Henry, 37, pokes his head into the trailer.
"Five minutes," he says. Then he announces the show:
łGood evening, ladies and gentlemen, and welcome to the Lebanon Area Fair. We are the eighth generation of the Lemoine Family, a family of daredevils and high wire acts..."
"Things we can do, others can't," Henry says in an interview. "We're entertainers, aerialists, and we have the largest cables in the business, the nicest equipment, the nicest motorcycles."
The Lemoines don't use nets under the Motorcycle Madness act or the Giant Space Wheel of Thrills, which is also known as the Wheel of Death.
Resembling a people-sized hamster wheel, it's at the end of a revolving spoke that's affixed to a tower. Michele mounts the wheel at ground level and walks inside it and then outside it as it rises to the height of a three-story building and comes back around to the ground.
During a mall performance in Macon, Ga., the wheel rose so high that spiders fell from the ceiling onto Michele and Cina, Henry's wife, who used to do the act with her.
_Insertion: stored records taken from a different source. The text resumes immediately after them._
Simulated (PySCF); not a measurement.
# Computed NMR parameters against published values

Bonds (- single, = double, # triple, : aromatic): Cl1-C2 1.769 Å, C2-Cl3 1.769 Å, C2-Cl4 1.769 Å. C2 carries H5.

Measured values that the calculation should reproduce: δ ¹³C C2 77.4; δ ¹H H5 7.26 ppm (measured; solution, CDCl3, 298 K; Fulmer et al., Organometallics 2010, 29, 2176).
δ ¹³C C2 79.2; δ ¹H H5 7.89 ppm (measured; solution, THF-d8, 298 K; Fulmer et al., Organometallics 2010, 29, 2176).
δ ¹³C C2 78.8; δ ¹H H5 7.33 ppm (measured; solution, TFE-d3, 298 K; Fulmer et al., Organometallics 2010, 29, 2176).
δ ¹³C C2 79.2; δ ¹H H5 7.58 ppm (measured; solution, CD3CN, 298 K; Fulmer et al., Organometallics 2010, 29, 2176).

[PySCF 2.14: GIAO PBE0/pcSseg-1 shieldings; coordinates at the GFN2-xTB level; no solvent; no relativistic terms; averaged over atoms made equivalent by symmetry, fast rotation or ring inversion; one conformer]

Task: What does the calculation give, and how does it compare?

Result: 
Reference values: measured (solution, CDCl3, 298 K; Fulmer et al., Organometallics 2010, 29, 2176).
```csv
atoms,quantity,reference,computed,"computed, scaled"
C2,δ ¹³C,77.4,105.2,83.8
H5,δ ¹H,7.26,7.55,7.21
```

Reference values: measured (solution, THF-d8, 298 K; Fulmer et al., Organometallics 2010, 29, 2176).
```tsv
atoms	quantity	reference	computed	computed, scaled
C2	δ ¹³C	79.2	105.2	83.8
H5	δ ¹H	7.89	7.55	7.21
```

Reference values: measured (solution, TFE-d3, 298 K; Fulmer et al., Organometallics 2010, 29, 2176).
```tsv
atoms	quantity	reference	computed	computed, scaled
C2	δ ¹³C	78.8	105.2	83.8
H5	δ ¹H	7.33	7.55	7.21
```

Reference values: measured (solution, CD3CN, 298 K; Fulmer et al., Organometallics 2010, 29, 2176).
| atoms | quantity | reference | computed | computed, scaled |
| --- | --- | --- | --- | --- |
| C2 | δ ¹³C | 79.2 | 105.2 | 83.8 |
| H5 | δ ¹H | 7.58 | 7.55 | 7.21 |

At the fair in Pennsylvania, people drift into the bleachers while Henry looks at the sky, wondering if the thick heat will bring rain.
He watches Michele climb the tower, hook herself to the cable and slide gracefully to the ground.
Cina used to do the cable slide and partner with Henry on Motorcycle Madness. Michele paired with Henry's 70-year-old father, John, on a second cycle, and Michele and Cina did the wheel together. When John retired in 1996, Michele got her job at the Roanoke Target store and gave up life on the road.
That changed when Cina announced she was pregnant. Henry had already booked the family for the regional fair in Pennsylvania at the end of July. High wire acts were out of the question for Cina with their baby (who would be born in early August). Henry asked Michele to step in. After Michele does the slide, she and Henry quickly change for the motorcycle act. The living room of the trailer doubles as the dressing room. Henry and Michele wear matching outfits that Cina and Michele have made over the years.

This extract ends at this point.